Leading global investment banking, securities and investment management firm Goldman Sachs announced a series of sustainability and sustainable finance announcements today, including stating that the bank will align its financing activities with a net zero by 2050 pathway.

In setting this new commitment, Goldman joins other major Wall Street banks who have also set goals to Paris Agreement aligned financing. Earlier this week, Citi’s Jane Fraser established a 2050 net zero greenhouse gas (GHG) financing target for the bank on her first day as CEO.  Bank of America, Morgan Stanley, and JPMorgan have made similar commitments.

The new commitments were revealed in an update on the bank’s sustainable finance goals by Chairman and CEO David Solomon.

Solomon said:

“We are committed to working with our clients, our industry peers, and the public sector to make this commitment a reality. And while long-term aspirations are important, business leaders must not lose sight of what we can do in the here and now to accelerate climate transition.”

Solomon highlighted several initiatives the bank is pursuing towards its own climate goals, encompassing disclosure, setting near-term targets, and the integration of climate risk considerations into business practices.

On the disclosure front, Goldman issued its first TCFD report last year, and the bank has begun asking our clients to disclose more of their climate data, and to encourage companies it invests in to adopt the SASB and TCFD frameworks. Solomon said that the bank is aspiring to integrate both frameworks into the investment process of its Goldman Sachs Asset Management business.

In terms of near- and mid-term goals, Goldman Sachs committed to set interim business-related climate targets by the end of 2021. The bank also set a new commitment to achieve net zero carbon emissions in its supply chain by 2030.

The company also said that in its upcoming TCFD report this year, it will lay out in detail how it is taking climate-risk considerations into account both in its business practices and its business selection.

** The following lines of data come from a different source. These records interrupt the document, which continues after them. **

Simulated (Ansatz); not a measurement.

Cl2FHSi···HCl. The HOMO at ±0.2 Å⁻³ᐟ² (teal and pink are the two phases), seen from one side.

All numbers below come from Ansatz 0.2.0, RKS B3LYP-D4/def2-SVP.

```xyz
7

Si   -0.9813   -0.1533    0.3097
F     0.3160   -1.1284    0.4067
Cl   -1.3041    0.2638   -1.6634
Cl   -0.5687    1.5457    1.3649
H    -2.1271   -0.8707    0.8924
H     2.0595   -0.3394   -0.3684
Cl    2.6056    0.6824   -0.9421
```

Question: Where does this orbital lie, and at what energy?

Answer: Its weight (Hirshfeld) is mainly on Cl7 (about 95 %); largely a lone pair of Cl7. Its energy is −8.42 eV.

In the update, Solomon also stated that Goldman has already reached over 20% of its 2030 target of $750 billion in sustainable financing, investing, and advisory activity after just one year. Solomon also highlighted other sustainable finance highlights for the bank, including its own recent $800 million sustainability bond issue.

Solomon said:

“The fact that we surpassed a fifth of our goal in a single year demonstrates that sustainable finance has already become a core offering from Goldman Sachs – and the demand among our clients shows no signs of slowing down.”